Fr Narciso Cellan Jr, University of San Carlos president, told an online press conference on Monday evening that the police provided no warning of the planned operation.
Carlos Conde of Human Rights Watch in the Philippines said that the incident was the latest in the “targeting of Indigenous peoples”.
“For as long as anyone can remember, these Indigenous communities suffer from so-called ‘development aggression,’ where companies, often foreign-owned, build mining or plantation operations, displacing the Lumads. This has created intense anti-govt animosities among tribes,” he wrote on social media.
The Lumads, who have defended their lands from incursions, have long accused the government of neglecting their rights in favour of big business.
A 2020 Global Witness report said that at least 43 Philippine land-rights advocates, many of them from Lumad communities, were killed in 2019.
Indigenous people protested in Manila on December 10 to oppose plans to extend martial law in Mindanao. [Bullit Marquez/AP Photo]
The Save Our Schools Network condemned the incident as “pure harassment”.
“It has been through the Save Our Schools Network that the Lumad continue their education and the protection of their ancestral lands,” the group said.
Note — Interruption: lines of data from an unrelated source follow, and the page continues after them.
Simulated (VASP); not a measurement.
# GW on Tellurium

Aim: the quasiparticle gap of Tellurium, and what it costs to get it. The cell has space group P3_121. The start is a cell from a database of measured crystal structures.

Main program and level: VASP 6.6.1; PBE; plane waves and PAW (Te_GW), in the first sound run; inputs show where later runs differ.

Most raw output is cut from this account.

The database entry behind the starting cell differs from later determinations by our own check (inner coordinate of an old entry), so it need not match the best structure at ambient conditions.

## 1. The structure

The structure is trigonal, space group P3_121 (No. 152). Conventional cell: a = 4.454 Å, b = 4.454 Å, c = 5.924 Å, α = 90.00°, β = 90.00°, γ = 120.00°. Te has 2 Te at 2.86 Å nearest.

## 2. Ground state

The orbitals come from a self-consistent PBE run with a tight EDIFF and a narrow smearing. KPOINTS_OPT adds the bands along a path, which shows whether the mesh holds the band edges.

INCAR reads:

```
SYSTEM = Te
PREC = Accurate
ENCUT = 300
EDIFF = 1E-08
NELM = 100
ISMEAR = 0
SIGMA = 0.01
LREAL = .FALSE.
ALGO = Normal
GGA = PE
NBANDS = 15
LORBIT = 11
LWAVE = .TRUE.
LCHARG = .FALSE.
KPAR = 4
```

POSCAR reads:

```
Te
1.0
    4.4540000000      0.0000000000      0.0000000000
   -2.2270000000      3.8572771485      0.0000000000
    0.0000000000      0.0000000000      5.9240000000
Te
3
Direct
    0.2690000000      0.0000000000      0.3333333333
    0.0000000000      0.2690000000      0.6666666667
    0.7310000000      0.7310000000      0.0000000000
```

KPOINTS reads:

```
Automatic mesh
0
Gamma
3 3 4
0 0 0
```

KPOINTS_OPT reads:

Congressman Carlos Zarate, who was also recently accused by the Duterte administration of being a communist sympathiser, has called for an inquiry into the incident.
“This is truly outrageous and condemnable,” Zarate said in a statement. “The Lumad students are there because the military destroyed their schools in Mindanao and now even in their evacuation school, they are being harassed and abducted.”